Eliminating legal restrictions on women’s economic and work opportunities could secure Egypt a 34-percent increase in its gross domestic product, the International Monetary Fund has revealed in its newly published study on legal restrictions to female labor force participation.
“Despite some progress over the past few years, gender-based legal restrictions remain significant. Almost 90 percent of countries have at least one important restriction in the books, and some have many,” said the Managing Director of the International Monetary Fund (IMF), Christine Lagarde.
“These range from the requirement for women to seek their husband’s permission to work, to laws that restrict women’s participation in specific professions. Others constrain the ability of women to own property, inherit or obtain a loan,” Lagarde said in an article on the IMF’s website on Monday.
The IMF study links legal restrictions and female labor market participation, noting that 50 percent of the countries covered by the study, female labor participation rates increased by at least 5 percentage points over five years, since gender-equitable laws were introduced.
The study cited an 2014 index map by the Organization of Economic Cooperation and Development, which classified gender discrimination in Egypt as “very high”.

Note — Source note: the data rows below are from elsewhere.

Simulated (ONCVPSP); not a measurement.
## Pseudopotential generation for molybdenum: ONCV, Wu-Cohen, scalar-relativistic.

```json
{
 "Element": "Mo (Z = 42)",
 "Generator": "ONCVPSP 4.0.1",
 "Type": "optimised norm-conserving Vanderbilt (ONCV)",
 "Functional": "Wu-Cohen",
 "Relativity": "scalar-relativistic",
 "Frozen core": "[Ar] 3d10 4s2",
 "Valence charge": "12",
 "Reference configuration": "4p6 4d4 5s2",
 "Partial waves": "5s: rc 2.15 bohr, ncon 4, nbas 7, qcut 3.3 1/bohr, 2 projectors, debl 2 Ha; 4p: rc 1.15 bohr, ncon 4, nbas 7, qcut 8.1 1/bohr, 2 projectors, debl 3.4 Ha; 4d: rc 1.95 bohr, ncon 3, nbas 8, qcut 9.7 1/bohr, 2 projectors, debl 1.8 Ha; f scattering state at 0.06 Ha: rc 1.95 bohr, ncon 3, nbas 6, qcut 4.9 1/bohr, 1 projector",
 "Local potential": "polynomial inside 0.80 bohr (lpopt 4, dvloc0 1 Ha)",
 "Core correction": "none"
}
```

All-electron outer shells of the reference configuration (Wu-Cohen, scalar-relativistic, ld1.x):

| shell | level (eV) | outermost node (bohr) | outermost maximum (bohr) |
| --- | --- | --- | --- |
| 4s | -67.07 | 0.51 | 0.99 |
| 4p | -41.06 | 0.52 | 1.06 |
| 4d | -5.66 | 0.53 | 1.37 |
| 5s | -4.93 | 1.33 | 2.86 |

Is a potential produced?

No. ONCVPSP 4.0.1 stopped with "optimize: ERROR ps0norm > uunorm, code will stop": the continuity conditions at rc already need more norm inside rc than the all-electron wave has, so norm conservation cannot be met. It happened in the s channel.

It also suggests that ensuring increased women economic participation can lead to GDP rates higher by 34 percent in Egypt, stressing that boosting women’s contribution to economy does not come at the expense of men’s participation.
“Our study also finds that the introduction of more equity in property rights or in the pursuit of a job or a profession does not have to come at the expense of male employment,” Lagarde wrote.
Female uneployment stood at 24.8 percent in the fourth quarter of 2014, according to data from Egypt's Central Agency for Public Mobilization and Statistics (CAMPAS).